Group:Research Talk
Title: Research Talk
Speaker: Jia Xu DFKI, Saarbrucken, Germany
Time: 2011-09-23 10:00-2011-09-23 11:00
Venue: FIT 1-222


In the last decade, while statistical machine translation has advanced significantly, there is still much room for further improvements relating to many natural language processing tasks such as word segmentation, word alignment and parsing.

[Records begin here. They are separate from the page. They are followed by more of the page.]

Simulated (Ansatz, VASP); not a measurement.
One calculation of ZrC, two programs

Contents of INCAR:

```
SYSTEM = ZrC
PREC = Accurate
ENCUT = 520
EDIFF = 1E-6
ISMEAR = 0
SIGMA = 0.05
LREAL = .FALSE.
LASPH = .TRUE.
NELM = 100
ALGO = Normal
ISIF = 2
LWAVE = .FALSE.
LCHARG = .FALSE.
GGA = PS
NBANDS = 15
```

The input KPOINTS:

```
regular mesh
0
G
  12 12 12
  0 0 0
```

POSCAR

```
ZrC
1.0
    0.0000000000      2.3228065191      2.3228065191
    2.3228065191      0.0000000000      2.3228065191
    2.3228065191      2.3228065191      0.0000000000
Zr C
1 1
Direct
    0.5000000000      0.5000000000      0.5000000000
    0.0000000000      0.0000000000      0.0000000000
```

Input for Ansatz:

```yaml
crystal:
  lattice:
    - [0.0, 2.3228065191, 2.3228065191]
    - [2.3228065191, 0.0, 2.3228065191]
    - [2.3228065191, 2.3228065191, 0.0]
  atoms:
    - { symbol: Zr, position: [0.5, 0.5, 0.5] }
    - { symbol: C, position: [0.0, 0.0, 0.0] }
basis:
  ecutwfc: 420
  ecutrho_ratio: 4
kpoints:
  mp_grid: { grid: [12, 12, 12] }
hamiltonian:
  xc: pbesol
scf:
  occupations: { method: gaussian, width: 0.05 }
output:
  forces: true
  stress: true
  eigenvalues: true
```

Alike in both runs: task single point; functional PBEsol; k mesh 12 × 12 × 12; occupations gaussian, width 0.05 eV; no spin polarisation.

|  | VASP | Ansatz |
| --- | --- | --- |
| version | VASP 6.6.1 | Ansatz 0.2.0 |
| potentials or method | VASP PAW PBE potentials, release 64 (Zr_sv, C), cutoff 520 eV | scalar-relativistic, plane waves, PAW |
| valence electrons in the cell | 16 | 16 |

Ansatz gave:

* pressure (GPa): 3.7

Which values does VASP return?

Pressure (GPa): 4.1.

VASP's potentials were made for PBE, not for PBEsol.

Human language is composed of sequences of meaningful units. These sequences can be words, phrases, sentences or even articles serving as basic elements in communication and components for computational modeling. However, in monolingual text some sequences are not naturally separated by delimiters, and in bilingual text both sequence boundaries and their corresponding translations can be unlabeled. This work addresses solutions of sequence segmentation and alignment for statistical machine translation, including the following topics: Chinese word segmentation, Phrase training, Parallel sentence exploitation, and Domain adaptation. Experimental results on state-of-the-art, large-scale Chinese-English tasks show that the training speed can be increased with a factor of four and each above mentioned method leads to an enhancement of the translation quality up to 6% relatively.  

Short Bio:

  Jia Xu has been a researcher in German Research Center for Artificial Intelligence (DFKI) since February 2010. She received her Ph.D. degree in Computer Science from RWTH-Aachen university in October 2010., where she worked as a research assistant in Hermann Neys group from 2003 to 2009, and the topic of her Ph.D. thesis is "Sequence Segmentation for Statistical Machine Translation". In 2007 and 2008, she joined IBMs Speech Group then Microsofts Natural Language Processing Group for internships. Her research has focused on machine translation, machine learning, natural language processing and computational linguistics.